My childhood home |
It’s not
surprising that these cold mornings remind me of my childhood in Chicago. When
I was young, we lived in a duplex built in 1893—of course they didn’t have that
name for them, but it was a tall (2-1/2 stories), skinny (16 feet wide) house
that shared a common wall with its neighbor. Ours was one of a string of them
in our block. Story I always heard was that they were built to house people
coming to Chicago for the 1893 Columbian Exposition.
Our house was
heated by a coal furnace. There was a ground-level window that opened directly
into the coal chute in the basement. Whoever delivered coal would just shoot in
down into the chute (yes, I did that on purpose). My father, however, had the
dirty jobs—he had to shovel coal into the furnace, bank the fire at night, and
stoke it in the morning.
I suppose one
didn’t let the furnace burn all night for fear of fire and/or asphyxiation. At
any rate, if you woke up before Dad stoked the fire or, heaven forbid, you had
to use the bathroom in the night, you were treated to icy cold wood floors and
a house that was chilly to say the least.
The heat from
the furnace came up through registers in the floor—not the rectangular grates
we in Texas see with floor furnaces in older houses, but heavy registers, about
a foot square. If memory serves, they were wrought iron in a design. The
big deal was to lie over the register to get warm, though when the air was
blowing you didn’t stay long, because it got way too hot. There was a register
in the dining room, right in the path from kitchen to living room, that my
brother and I both preferred. We’d take a pillow and book and try to capture
the spot. This register was also close to the only downstairs phone, located in a tiny closet off the dining room, so small even I had to stop to go in there--no locking yourself in for a long, private conversation. For the life of me, I cannot remember where the other registers were,
but there must have been some.
Most of the
houses in Chicago in the forties were heated with coal, and oh! How my mother
hated it. I imagine she was joined by almost every other housewife. Mom had
dainty dotted Swiss curtains in the bank of windows in their bedroom that
looked out on the park in front of our house. Before we were very far into
heating season, those curtains would be dirty gray. Washing and ironing them
was a major chore—no permanent press in those days. Mom used to gleefully cut
out small newspaper articles that cited statistics on how many tons of soot
(black coal dust) fell per square mile in a given time period.
It was probably
the early fifties when Dad installed a gas furnace and boarded up the coal
window. We thought we were really uptown—it was all automatic.
No wonder I
laugh when Mr. Trump says he’s bringing back the coal industry.
3 comments:
Loved reading about your interesting memories of Chicago and enjoyed your humorous reflection at the end!
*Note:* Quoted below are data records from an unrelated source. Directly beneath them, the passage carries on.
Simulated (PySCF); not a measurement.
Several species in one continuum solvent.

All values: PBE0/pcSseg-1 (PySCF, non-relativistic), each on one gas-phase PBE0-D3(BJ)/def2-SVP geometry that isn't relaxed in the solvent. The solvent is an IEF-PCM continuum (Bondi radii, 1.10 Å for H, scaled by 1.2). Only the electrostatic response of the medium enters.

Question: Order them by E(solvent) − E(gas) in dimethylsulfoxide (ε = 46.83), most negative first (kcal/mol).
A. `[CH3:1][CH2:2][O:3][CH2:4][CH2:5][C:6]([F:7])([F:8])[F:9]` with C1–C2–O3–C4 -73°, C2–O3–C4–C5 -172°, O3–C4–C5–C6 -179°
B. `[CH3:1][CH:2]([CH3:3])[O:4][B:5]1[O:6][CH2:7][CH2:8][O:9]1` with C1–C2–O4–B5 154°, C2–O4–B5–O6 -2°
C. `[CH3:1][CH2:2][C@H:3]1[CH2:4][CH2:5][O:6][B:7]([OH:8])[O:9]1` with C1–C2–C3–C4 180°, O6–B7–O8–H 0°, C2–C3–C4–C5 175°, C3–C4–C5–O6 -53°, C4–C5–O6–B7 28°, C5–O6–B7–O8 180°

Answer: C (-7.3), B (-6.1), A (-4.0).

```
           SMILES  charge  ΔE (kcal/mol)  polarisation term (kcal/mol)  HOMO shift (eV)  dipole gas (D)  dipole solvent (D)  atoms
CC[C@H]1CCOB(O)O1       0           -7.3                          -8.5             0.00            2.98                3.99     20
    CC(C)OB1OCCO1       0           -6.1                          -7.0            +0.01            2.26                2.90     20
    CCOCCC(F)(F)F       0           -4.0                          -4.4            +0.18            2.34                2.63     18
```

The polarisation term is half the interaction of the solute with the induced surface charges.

Thanks, Becky. Mine was a childhood rich in memories, if not in material goods, and I am always grateful for it. As for the Trump and coal comment, I couldn't resist.
I believe that fair introduced lighting of the future with Edison, Westinghouse & I think Tesler. Mom and I have been to two World's Fair, we saw a proto type of automotive GPS in 1984 at the New Orleans fair. See the World within walking distance.